A sign bearing the company logo is displayed outside a Tesla store in Cherry Creek Mall in Denver Image Credit: AP

At the close of trading on August 7 of last year, Tesla Inc’s market value was $64.8 billion, its highest ever.

Not coincidentally, that was also the day CEO Elon Musk claimed on Twitter that he had lined up a take-private deal worth almost $72 billion (he hadn’t). A lot has happened in the nine months or so since then, and the stock has dropped by almost half: Tesla kicked off last Monday worth $29 billion less than it was at the end of that frenetic day.

It seems weird to think a stock trading at 108 times forward earnings is suffering a crisis of confidence, but how else to characterise what’s happened in the past few months? Monday morning’s drop, taking the stock below $200 initially and to its lowest level since late 2016, was touched off by another analyst cutting their price target.

Granted, it’s best not to set too much store by a target, now at $230, that was $365 as recently as 25 days ago. The consensus target is about $295, according to data compiled by Bloomberg, meaning it’s still at its richest level relative to the stock in more than three years.

What makes this especially pernicious is the timing. Tesla has spent a good deal of 2019 unveiling what ought to be zingers, only for them to be ignored. We have had the unveiling of the Model Y, the long-awaited $35,000 Model 3 going on sale, the launch of Model 3 shipments in Europe and China, plus a whole analyst day dedicated to Tesla’s ambitions in robo-taxis.

Tesla even raised more cash via new equity and a convertible issue, alleviating any acute concerns on liquidity.

Part of the problem here is that, a bit like that final season of “Game of Thrones”, Tesla’s plot suddenly sped up, squeezing a lot of dramatic moves into a short period. Coming against a backdrop of repeated job cuts, zigzagging vehicle pricing, senior people leaving, and the spectacle of Musk’s tussle with the Securities and Exchange Commission about his tweets, the effect has been jarring rather than thrilling.

It is tough to maintain the image of a well-funded growth company when a company raises billions of dollars of fresh money and then tells its staff every payment going out the door will be reviewed.

High multiples on growth stocks are supposed to eventually compress as the company’s financials catch up to the hype. This actually happened for Tesla in 2018. It began that year priced at about 3.1 times forward sales (using enterprise value). It ended the year at 2.3 times, despite the stock being relatively flat, as the big increase in Model 3 sales stoked higher forecasts.

Now, it trades at just 1.7 times — but that is all about falling confidence, not rising estimates.

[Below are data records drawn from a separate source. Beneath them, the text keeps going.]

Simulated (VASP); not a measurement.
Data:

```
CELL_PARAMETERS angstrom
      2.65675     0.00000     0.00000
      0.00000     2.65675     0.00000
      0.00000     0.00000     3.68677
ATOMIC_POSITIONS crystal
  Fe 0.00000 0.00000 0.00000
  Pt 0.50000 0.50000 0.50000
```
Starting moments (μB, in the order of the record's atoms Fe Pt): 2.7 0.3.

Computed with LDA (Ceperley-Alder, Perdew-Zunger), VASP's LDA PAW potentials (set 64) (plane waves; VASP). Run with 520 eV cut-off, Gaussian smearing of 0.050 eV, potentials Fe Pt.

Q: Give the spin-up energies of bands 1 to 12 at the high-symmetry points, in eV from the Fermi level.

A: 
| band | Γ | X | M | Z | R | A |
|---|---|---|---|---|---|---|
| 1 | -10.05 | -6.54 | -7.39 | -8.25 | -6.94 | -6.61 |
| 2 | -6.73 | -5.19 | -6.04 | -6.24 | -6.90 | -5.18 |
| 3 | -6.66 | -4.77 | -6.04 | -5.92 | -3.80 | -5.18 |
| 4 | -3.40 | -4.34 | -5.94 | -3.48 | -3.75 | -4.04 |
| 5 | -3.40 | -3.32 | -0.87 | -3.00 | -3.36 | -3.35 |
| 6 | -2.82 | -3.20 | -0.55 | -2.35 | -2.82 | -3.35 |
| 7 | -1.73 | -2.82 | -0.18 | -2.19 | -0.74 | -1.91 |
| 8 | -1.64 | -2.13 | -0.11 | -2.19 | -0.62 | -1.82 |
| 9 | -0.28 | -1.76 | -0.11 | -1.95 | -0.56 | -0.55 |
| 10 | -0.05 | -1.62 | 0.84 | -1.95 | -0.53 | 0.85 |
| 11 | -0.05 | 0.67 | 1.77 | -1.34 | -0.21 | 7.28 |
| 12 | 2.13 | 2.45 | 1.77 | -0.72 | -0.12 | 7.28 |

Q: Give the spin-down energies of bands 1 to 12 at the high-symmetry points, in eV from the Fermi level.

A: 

The bull case for Tesla has rested on the assumption that Model 3 sales, especially, would rise quickly enough to let the company become self-funding. Hopes for this reached an apogee late last year. But that was before dreadful first-quarter figures made clear the growth, cash flow and profits of the second half of 2018 rested largely on pulling forward demand for the highest-priced versions of the Model 3 and slashing spending.

Had Tesla sold new equity six months ago, it might have really assuaged concerns about the balance sheet and injected renewed vigour into the growth narrative. Now, it looks more like a patch for holes in that narrative.

It is telling that, despite an extra $2.3 billion or so in the bank, Tesla’s bonds maturing in 2025 have sunk to their lowest price ever. Their spread to Treasuries was 603 basis points the day before the capital raise was announced. As of Monday morning, just 19 days later, that has blown out to 682 points. A bond priced at about 5.3 per cent less than two years ago now yields a shade over 9 per cent.

Those bonds have always been underpinned chiefly by Tesla’s high stock price, the ATM that would always give more if bondholders got nervous. You can see this in Tesla’s Altman-Z score, a weighted average of five ratios used to assess bankruptcy risk (a score of less than 1.8 is not good). Tesla’s score edged above 1.8 in the final quarter of 2018, but was back below at the end of March.

Adjusted for the new funding, it is now at about 1.3 times. Breaking down the components, it’s easy to see Tesla’s market cap has been the dominant factor in keeping it even that high.

With Tesla’s financial performance and funding yet to reach escape velocity, restoring faith in the stock is critical. With so many blockbusters unveiled already, though, it’s hard to see what might turn sentiment around.

As it stands, we’re about six weeks from the end of a quarter for which Tesla has ambitious sales targets already. Not too long ago, meeting these would have probably spurred even higher estimates and multiples on top of them.

Now, that looks like the bare minimum to stop further selling.